Perhaps it would be as well here to have a word to say about brushes. The best kind for the illuminator are red sables. These are made both in quills and with metal ferrules. Some prefer one kind and some the other. Two or three of the smaller sizes should be selected, with a larger one for bolder work. The student will soon find out which size is most convenient for him to use. The present writer uses a No. 1, metal ferrule, for most of his work, using a larger brush for filling in broad masses of colour and larger work. To ensure getting the best service out of brushes they should be taken care of. After using, they should be carefully washed by shaking vigorously in a jar of clean water. Brushes soon spoil if they are put away dirty. The colour gets between the hairs and prevents the brush from coming to a point. If the colour dries in the brush it is very difficult to get it quite clean afterwards. One would think it was hardly necessary to state that brushes should not be placed so that they are resting on their points, but they are often left in this way by careless people. When a brush has been used for Indian ink it will be found that washing in ordinary water will be insufficient to clean it. In this case soap and water may be used, carefully washing the soap out afterwards with clean water.

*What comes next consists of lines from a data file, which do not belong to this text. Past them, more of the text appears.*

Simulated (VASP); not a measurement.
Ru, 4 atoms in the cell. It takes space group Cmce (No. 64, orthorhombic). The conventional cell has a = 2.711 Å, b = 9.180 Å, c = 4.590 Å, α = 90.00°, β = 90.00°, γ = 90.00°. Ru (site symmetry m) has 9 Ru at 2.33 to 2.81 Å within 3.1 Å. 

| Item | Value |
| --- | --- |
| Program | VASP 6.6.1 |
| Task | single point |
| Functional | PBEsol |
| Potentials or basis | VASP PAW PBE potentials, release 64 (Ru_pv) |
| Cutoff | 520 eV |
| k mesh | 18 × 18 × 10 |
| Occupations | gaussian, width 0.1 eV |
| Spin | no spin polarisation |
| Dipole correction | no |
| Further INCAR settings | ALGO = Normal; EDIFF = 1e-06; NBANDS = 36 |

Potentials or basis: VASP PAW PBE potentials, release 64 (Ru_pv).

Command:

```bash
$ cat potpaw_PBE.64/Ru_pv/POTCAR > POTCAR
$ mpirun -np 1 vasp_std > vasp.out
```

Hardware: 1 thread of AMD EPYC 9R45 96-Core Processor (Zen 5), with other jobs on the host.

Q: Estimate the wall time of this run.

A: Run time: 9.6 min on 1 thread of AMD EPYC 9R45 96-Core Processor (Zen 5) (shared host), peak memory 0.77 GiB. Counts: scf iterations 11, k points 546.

Vellum is generally pounced before working upon it. A very good pounce may be prepared by mixing equal parts, by measure, of pumice powder and french chalk. When pouncing vellum it should be spread out flat on a board covered with a sheet of clean paper. The pounce is sprinkled over it and rubbed in with the palm of the hand. Care should be taken not to pounce too long, or the vellum will be roughened and spoiled. After the vellum has been well pounced, the pounce is shaken off and the vellum carefully dusted with a soft handkerchief.
If the surface of vellum is examined very carefully it will be noticed that one side is different from the other. The side which was originally the hair side of the skin is rougher than the flesh side. The smoother side is nicer for writing upon, although, when using one side of the vellum only, it is not advisable for the beginner to use the flesh side, as it is so difficult to make an erasure on this side, without spoiling the skin. Of course, it is much better to endeavour to avoid making mistakes, but still it is almost impossible to prevent them occasionally. When it is necessary to make an erasure a _very_ sharp knife should be employed with the least possible pressure. For erasures on the flesh side of the vellum the kind of rubber known as kneaded rubber is very useful. This erases very slowly, but at the same time very efficiently. When using a knife for erasures on vellum it is essential that it should be extremely sharp and that scarcely any pressure be put on it. It is best, however, to avoid the use of the knife on the flesh side of vellum.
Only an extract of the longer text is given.